Spot Gold Price Daily Chart Shows a Double Inside Day


If you ever want to know what it feels like to be bi-polar, all you have to do is start watching the gold price on a daily basis.  Two days ago gold was up big leading one to believe that a breakout may start.  Then the next day the gold price took a major body blow to the downside.  Then today (at least so far) spot gold popped right back up again.

But this ‘bi polar’ type price action is accomplishing something important.  It is filling in the large symmetrical triangle that has formed in the gold price since the mid February 2009 time frame.  This is a large triangle and has a lot of significance in terms of the amount of of energy that is being built up.

Spot gold is coiled up about as tight as can possibly be. Right now price is right in the middle of today’s trading range.  There also exists a double inside day.  These double inside days are basically like small coils and can lead to big price moves in either the up or down direction.  A double inside day occurs when you have three price bars and each successive price bar has a lower high and a higher low than the preceding price bar.

So we have a double inside day inside the apex of a large symmetrical triangle.  That symmetrical triangle is the right shoulder of a head and shoulders bottom formation.  And the entire head and shoulders bottom formation is the handle of a super large cup and handle chart that starts in the year 1980.  Is that unbelievable?  It almost seems to be so. 

There are four trading days left in August and I continue to believe that we may see the initiation of an upside breakout on the change of month from August to September.  I am making this conclusion based on the monthly pattern I see in the US Dollar Index and strong bullish seasonal stats for the gold price and strong bearish seasonal stats for the US Dollar Index.

It seems as though we are at almost zero volatility right now in the apex of this symmetrical triangle.  The gold market has pretty much put everyone to sleep with this 2 steps forward, 2 steps back trading action.

But do not be fooled by this quiet price action.  Symmetrical triangles, right before they break out have a tendency to catch everyone off guard.  They trick you and train you into thinking that any future price move is going to also be slow and labored.  But I don’t believe this will be the case at all.  I think we will see a large persistent move that could see gold move $100 in as little as two weeks time.

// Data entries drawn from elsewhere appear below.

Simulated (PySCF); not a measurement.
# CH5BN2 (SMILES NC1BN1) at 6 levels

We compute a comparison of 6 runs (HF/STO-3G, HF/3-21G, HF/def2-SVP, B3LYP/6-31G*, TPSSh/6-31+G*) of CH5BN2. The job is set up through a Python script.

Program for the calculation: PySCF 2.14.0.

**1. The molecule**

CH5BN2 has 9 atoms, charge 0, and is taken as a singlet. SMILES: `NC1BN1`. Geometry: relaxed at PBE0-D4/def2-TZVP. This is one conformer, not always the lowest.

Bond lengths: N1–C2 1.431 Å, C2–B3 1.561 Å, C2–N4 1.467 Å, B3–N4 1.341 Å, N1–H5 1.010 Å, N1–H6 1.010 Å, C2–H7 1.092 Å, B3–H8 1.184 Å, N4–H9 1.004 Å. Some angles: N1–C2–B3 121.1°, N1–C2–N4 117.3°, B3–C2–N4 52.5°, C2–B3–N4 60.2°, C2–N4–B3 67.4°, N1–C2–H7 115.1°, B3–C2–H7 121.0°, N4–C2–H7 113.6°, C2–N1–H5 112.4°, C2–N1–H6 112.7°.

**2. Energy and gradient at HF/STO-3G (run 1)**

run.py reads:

The price levels I indicated on the GLD ETF and the DGP ETF still remain in force.

If we get an upside breakout then I would expect a strong and long duration continuation type breakout.  But if I am wrong and we get a downside breakout, then a whole new batch of analysis is going to have to come into play.  I have said several times before that I am biased to the bullish breakout scenario and still remain in that camp.